While the torch was very clearly passed from Smith to Daniel after 2005, and from Daniel to Gabbert after 2008, 2002 was a complete mystery.  Missouri entered spring football '02 with an injury-prone incumbent (Kirk Farmer) battling two redshirt freshmen (Smith, Sonny Riccio).  There was quite a bit of pub for Smith's running ability, but that didn't really translate to practices where QBs are touched down.  In the first round of practices, Smith threw at least one interception just about every day, but he started playing well in the team's first scrimmage, throwing a TD pass to Ben Frederickson while rotating with Farmer and Riccio between the 1st and 2nd strings.

By the time the Black & Gold game came around, Smith was the leader for the starting job, but with his ascension came a lot of question marks.  Was it smart to anoint a redshirt freshman as the starter when a more proven commodity in Farmer was sitting on the bench?  The questions didn't necessarily subside when the defense dominated the '02 Black & Gold game.  Smith was by all means decent--12-for-21 passing, 89 yards, 1 TD, plus 22 yards rushing--but so was Farmer (11-for-18, 118 yards, 1 INT, 2 carries for 28 yards), and it did seem like Gary Pinkel was taking a leap of faith by going with the redshirt freshman.

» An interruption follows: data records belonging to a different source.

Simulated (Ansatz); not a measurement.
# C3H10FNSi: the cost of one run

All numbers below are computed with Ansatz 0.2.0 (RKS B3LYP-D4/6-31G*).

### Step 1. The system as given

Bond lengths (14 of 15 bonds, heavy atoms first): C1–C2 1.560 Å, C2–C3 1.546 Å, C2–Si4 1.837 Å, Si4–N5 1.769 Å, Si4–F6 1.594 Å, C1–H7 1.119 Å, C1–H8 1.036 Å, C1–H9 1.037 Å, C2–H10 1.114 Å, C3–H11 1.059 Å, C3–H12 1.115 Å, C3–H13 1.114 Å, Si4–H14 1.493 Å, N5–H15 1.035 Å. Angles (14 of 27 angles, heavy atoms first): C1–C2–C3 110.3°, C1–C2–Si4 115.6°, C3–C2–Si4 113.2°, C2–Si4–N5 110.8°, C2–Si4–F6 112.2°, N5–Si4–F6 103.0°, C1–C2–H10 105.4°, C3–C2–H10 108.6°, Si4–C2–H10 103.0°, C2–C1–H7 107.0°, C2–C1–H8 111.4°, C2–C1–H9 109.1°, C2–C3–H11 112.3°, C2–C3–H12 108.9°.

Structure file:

Of course, 10 minutes into the Missouri-Illinois game, it was clearly obvious that Pinkel had made the right choice, but it's interesting to note how nondescript #16 had been the previous spring.

Chase Daniel 2006

Many people tried to pretend that, entering the spring of 2006, Missouri had another QB battle on its hands.  Brandon Coleman was the old hand, the 5th-year senior.  Chase Patton was Golden Boy I, the redshirt Elite 11 sophomore from Rock Bridge who was going to put things together at any moment.  Sure, Chase Daniel had gotten valuable experience in 2005, playing in 9 games and saving Mizzou's season against Iowa State, but still...this is going to be a battle!

Yeah, right.  Coleman and Patton were clearly both decent quarterbacks, but this was Daniel's job from the moment the 2005 Independence Bowl ended.  He took vocal control over the offense immediately, and the results slowly started to come.  He was 15-for-25 for 189 yards in the spring's first scrimmage, by all means a decent performance.  But he improved by leaps and bounds just about every following practice.  By the end of spring, he was almost perfect.  He threw 12 passes in the '06 Black & Gold game, completing 11 of them for 120 yards and 2 TDs.  Granted, it helped having future Mackey Award winner Chase Coffman catching a lot of those passes, but it was clear that Daniel had taken over the job, and everybody else was fighting for a distant #2.

The run of success continued in August, as Daniel continued to put up obscene numbers.  From a 2006 preview article from Dave Matter:

"The awards that I had won … the national player of the year and all that crap, that was great," Daniel said. Other players "knew all of that and said stuff like, ‘Whoa, it’s the national player of the year.’ But I came here and worked my butt off to earn respect. You can’t come in here as a freshman, especially with Brad Smith here, without earning respect."

He kept the same attitude throughout camp the last few weeks, refusing to acknowledge he was the No. 1 quarterback until Pinkel officially declared it Aug. 21.

There was never much doubt. Going back to the spring game, Daniel has completed 48 of 64 passes for 583 yards, five touchdowns and no interceptions in Missouri’s last four scrimmages. That computes to a quarterback rating of 177.3. For comparison’s sake, Arizona State’s Rudy Carpenter led the nation last year with a 175.0 rating.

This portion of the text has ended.